CSSBox Manual

Introduction
Basic usage
Rendered Document Model
Feedback

Introduction

CSSBox is an (X)HTML/CSS rendering engine written in pure Java. Its primary purpose is to provide a complete and further processable information about the rendered page contents and layout.

This manual gives a short overview of the CSSBox usage. It shows how to render a document and it explains how the resulting page is represented and how the basic information about the individual parts can be obtained.

More detailed information about the individual classes can be obtained from the API documentation.

Any feedback to CSSBox and/or this manual is welcome via the CSSBox website.

Basic usage

The input of the rendering engine is a document DOM tree. The engine is able to automatically load the style sheets referenced in the document and it computes the efficient style of each element. Afterwrads, the document layout is computed.

Document Loading

CSSBox generally expects an implementation of the DOM on its input represented by its root Document node. The way how the DOM is obtained is not important for CSSBox. However, in most situations, the DOM is obtained by parsing a HTML or XML file. Therefore, CSSBox provides a framework for binding a parser to the layout engine. Moreover it contains a default parser implementation that may be simply used or it can be easily replaced by a custom implementation when required. The default implementation is based on the NekoHTML parser and Xerces 2. The details about using a different parser are described in the Custom Document Sources and Parsers section.

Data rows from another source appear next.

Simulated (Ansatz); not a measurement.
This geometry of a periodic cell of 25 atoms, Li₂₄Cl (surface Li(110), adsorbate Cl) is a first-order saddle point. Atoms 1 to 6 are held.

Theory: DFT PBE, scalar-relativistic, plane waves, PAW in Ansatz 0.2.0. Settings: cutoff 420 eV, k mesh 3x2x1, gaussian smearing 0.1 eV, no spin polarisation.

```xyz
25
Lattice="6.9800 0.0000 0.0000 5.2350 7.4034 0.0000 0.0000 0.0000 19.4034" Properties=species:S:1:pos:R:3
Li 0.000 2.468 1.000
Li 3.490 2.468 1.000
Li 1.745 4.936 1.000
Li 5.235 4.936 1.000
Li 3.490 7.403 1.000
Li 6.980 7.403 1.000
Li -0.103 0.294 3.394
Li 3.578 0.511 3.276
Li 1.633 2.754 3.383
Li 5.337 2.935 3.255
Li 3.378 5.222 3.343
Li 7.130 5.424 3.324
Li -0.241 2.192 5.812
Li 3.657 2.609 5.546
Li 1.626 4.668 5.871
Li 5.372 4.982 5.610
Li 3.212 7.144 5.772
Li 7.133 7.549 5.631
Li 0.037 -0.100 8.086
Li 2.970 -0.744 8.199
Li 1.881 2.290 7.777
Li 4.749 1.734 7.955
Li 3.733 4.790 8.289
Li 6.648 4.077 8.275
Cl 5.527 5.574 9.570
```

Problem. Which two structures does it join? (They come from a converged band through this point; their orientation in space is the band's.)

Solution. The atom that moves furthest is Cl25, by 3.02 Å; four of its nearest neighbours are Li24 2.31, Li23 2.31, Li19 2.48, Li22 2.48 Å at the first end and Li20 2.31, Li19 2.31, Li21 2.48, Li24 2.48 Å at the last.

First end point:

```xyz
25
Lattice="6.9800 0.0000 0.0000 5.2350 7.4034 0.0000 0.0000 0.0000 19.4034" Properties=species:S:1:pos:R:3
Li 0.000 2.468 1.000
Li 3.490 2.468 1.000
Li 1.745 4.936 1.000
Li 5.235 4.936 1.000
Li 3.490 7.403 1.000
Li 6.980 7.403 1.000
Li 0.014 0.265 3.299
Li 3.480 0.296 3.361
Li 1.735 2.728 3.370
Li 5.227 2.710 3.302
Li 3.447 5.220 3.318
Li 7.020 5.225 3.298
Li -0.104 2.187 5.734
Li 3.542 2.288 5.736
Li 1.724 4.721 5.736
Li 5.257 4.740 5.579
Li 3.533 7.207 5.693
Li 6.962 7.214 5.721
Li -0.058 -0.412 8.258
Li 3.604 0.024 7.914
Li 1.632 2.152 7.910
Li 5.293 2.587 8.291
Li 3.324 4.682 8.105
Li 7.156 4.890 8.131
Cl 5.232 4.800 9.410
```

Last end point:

With the default implementation, the following code reads and parses the document based on its URL:

//Open the network connection 
DocumentSource docSource = new DefaultDocumentSource(urlstring);

//Parse the input document
DOMSource parser = new DefaultDOMSource(docSource);
Document doc = parser.parse(); //doc represents the obtained DOM

For the initial DOM and style sheet processing, a DOMAnalyzer object is used. It is initialized with the DOM tree and the base URL:

DOMAnalyzer da = new DOMAnalyzer(doc, docSource.getURL());
da.attributesToStyles(); //convert the HTML presentation attributes to inline styles
da.addStyleSheet(null, CSSNorm.stdStyleSheet(), DOMAnalyzer.Origin.AGENT); //use the standard style sheet
da.addStyleSheet(null, CSSNorm.userStyleSheet(), DOMAnalyzer.Origin.AGENT); //use the additional style sheet
da.addStyleSheet(null, CSSNorm.formsStyleSheet(), DOMAnalyzer.Origin.AGENT); //(optional) use the forms style sheet
da.getStyleSheets(); //load the author style sheets

The attributesToStyles() method converts some HTML presentation attributes to CSS styles (e.g. the <font> tag attributes, table attributes and some more). If (X)HTML interpretation is not required, this method need not be called. When used, this method should be called before getStyleSheets() is used.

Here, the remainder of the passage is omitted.